Cosmopolitan
Citrus vodka, Cointreau, cranberry, and lime — a pink New York cocktail popularised in the 1990s.

The Cosmopolitan is a vodka-based cocktail combining citrus vodka, Cointreau (or triple sec), cranberry juice, and fresh lime juice, shaken and strained into a martini glass. The modern recipe is attributed to Toby Cecchini, who developed it at the Odeon restaurant in Manhattan around 1988, refining an earlier version associated with Cheryl Cook in South Beach, Miami (c. 1985) and Neal Murray in Minneapolis. The cocktail achieved widespread cultural prominence through its association with the 1990s–2000s television series *Sex and the City*. Its pink colour comes from cranberry juice; the balance of tart cranberry with citrus-sweet Cointreau and lime makes it a modern sour.
Quick facts
- Type
- Classic Recipe
- Base spirits
- citrus vodka, cointreau
- Era
- 1988–present
- Origin
- New York City, United States
- Glass
- martini
- IBA listed
- Yes — Official IBA cocktail
Development: Miami to New York
The Cosmopolitan's evolution involves multiple contributors across different cities. Cheryl Cook, a bartender at The Strand restaurant in South Beach, Miami, claims to have created a cranberry-vodka-lime-triple sec combination around 1985, using Ocean Spray cranberry cocktail and plain vodka. The version reached San Francisco through bar networks and was reportedly modified by John Caine and others in the city's Castro district bar scene. Toby Cecchini at the Odeon in Manhattan's TriBeCa neighbourhood claims to have developed the refined recipe around 1988, substituting Absolut Citron vodka (released 1988) for plain vodka and Cointreau for generic triple sec, and using fresh lime juice. Cecchini's version — with the Absolut Citron base and Cointreau — is considered the formula that spread through New York's bartending community.
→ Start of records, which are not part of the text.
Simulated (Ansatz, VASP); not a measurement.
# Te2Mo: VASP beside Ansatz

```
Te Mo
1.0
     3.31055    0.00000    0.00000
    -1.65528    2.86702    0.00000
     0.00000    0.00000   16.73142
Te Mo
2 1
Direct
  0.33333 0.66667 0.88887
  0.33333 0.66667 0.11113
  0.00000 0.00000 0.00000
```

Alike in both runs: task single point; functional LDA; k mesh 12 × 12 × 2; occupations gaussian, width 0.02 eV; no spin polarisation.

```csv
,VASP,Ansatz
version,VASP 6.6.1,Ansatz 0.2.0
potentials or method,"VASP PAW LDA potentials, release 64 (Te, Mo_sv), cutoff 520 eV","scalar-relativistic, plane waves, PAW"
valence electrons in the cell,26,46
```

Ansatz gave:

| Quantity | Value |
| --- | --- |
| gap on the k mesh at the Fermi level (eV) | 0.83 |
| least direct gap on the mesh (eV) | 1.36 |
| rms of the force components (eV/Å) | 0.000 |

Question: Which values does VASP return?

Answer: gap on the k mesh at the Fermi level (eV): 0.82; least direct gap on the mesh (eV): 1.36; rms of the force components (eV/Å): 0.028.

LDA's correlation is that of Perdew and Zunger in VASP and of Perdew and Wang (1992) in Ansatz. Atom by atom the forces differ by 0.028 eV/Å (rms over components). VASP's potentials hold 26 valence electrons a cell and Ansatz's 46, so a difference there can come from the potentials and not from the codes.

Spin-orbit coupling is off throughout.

Cultural Prominence and the Sex and the City Effect
The Cosmopolitan became the most culturally visible cocktail in the United States in the late 1990s through its association with the HBO series Sex and the City (1998–2004), in which characters regularly order it. The show contributed to a broad cultural shift in cocktail ordering among women in American cities and created strong commercial demand that outlasted the show. The Cosmo is documented in cocktail scholarship as an example of a pop-culture-driven cocktail phenomenon that introduced a generation of drinkers to the concept of 'craft' cocktails with fresh juice and quality spirits, distinct from the juice-soda-based bar drinks that preceded it.
Sources & further reading (1)
- encyclopedia — accessed 2026-05-08
Frequently asked questions
Why is citrus vodka specified rather than plain vodka?
Absolut Citron (released 1988), infused with citrus essence, became Toby Cecchini's base for the modern Cosmopolitan formula. The citrus vodka adds a lemon-lime aromatic dimension that interacts with the Cointreau orange and lime juice, creating a more complex citrus stack than plain vodka. Using plain vodka produces a flatter, less aromatic version. The choice of Absolut Citron is documented in Cecchini's account of the drink's development.
How much cranberry juice should a Cosmopolitan contain?
The balance of cranberry juice is critical to the Cosmopolitan's colour and flavour. Too much cranberry (more than 1.5 cl in a 10 cl drink) makes the cocktail sour-tart and masks the vodka and Cointreau. The IBA recipe specifies 1 cl cranberry juice, which provides colour and a slight tart note without dominating. Cecchini's original specification called for enough cranberry 'to turn it pink' rather than a fixed quantity — a flavour-driven rather than formula-driven approach.